A simple bit-string system of weakly interacting bits is defined. The system consists of a microcanonical ensemble of bit strings of fixed length, with a fixed number of 1 and 0 bits for each member of the ensemble.
A fixed portion of the string is observed. The fixed overall length of the whole string and the fixed number of ones and zeros in the whole string induces weak correlations between the observed bit locations.
The relationships between the hypergeometric probability distribution, which describes the probability of having some observation of the bit string system with a fixed number of bits, the binomial probability distribution, and the Poisson probability distribution is discussed.

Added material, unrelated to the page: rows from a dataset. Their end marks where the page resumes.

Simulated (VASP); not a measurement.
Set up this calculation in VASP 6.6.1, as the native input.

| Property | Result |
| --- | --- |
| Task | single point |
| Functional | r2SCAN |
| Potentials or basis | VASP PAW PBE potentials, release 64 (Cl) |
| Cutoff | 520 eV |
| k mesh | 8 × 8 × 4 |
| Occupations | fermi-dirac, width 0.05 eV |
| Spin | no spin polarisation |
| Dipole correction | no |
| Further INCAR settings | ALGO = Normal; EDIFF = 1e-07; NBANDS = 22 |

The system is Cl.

The first and second order entropies for this simple bit-string system are then computed. Then asymptotic limits are found for both large strings and small bit density. The exact first and second order entropies are compared. How each changes as the bit density of the system is changed is found.
A phase transition in the bit string system is found. This is not the usual temperature-dependent transition, as the system is temperature independent and we are considering a microcanonical ensemble. It is a phase transition that occurs as the bit density is changed. Specifically, the derivative of the second order entropy diverges logarithmically at two transition bit densities in the range (0,1). This phase transition may be useful in understanding the hypothesized Kirkwood phase transition in a hard-sphere gas. The bit string system is identical to a lattice hard sphere gas on the simplex lattice. Higher order entropies exhibit phase transitions at increased numbers of densities. The third order entropy has a phase transition at four densities, etc.
The computation is generalized to entropies of arbitrary order, and the information correlation functions for the system are computed, their asymptotics are noted, etc. These functions thus characterize a system having one of the weakest forms of correlations possible - correlations induced by a single constraint on a single extensive variable.